2,000 Percent Solutions for Job Seekers

Are you ready for The 2,000 Percent Solutions for Job Seekers? Why a 2,000 percent solution? If you found an acceptable job, that would be a 100 percent solution. These ideas should help you find a position that is twenty times better for you or help you find it twenty times faster. Twenty times 100 percent equals 2,000 percent.

Read on to find out how to have fun while finding a new job, how to look forward to each day, and how to find the "I-want-to-get-up-in-the-morning-and-go-to-work" position.

Read about why Job Seekers become Job "Stallers"

To say that most people do not like the job hunting process would be an understatement. It is important to understand why the job hunting process is so unpleasant. The way we go about finding a new position now actually hinders us, puts up road block and stalls our progress in finding the right match between the individual and the position. The reasons are described in The 2,000 Percent Solution by Donald Mitchell, Carol Coles and Robert Metz.

There are seven "stalls" that get in our way and give us an excuse for not succeeding. The most common one, based on joint research conducted by the American Management Association and the authors is The Communications Stall. In fact, executives who were interviewed said that this stall is the main reason for high employee turnover in companies.

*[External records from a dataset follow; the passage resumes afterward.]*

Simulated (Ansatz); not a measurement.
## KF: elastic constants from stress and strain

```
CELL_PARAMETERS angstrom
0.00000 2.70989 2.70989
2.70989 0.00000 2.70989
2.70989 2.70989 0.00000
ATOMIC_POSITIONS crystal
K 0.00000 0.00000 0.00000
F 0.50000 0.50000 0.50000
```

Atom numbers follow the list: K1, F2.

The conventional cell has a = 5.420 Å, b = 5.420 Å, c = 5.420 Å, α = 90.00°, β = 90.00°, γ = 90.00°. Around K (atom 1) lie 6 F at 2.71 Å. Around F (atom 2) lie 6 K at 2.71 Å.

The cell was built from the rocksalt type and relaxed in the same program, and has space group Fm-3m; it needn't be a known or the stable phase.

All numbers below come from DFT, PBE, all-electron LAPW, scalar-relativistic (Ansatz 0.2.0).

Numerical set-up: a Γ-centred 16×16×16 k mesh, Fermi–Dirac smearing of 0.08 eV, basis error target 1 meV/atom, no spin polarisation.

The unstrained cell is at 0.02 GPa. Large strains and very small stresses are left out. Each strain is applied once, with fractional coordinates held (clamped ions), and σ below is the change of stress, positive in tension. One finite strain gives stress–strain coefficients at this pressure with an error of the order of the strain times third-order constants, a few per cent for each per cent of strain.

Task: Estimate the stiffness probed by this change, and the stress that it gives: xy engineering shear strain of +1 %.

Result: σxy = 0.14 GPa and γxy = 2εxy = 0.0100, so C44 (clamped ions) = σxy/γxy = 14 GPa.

The Communications Stall means that the messages we think we have sent have not been received or understood. We may not have communicated enough or in ways that the listener learns best. Think about the job search and interview process. If you use an executive search firm or placement agency, you might hear about more positions, but you are also greatly increasing the risk of miscommunicating by adding a middleman to the process. Have you ever been told one thing by the recruiter and something else by the company? Did you know that in Japan, factories and offices are compact, not because there is a shortage of land, but because that fosters the most effective communications? The interview itself is ripe with miscommunication about the details of the position, skill and qualification levels and salary and incentive compensation levels. No wonder we leave interviews not knowing how well we did, being offered positions we thought we would never get and not getting the ones we were sure of.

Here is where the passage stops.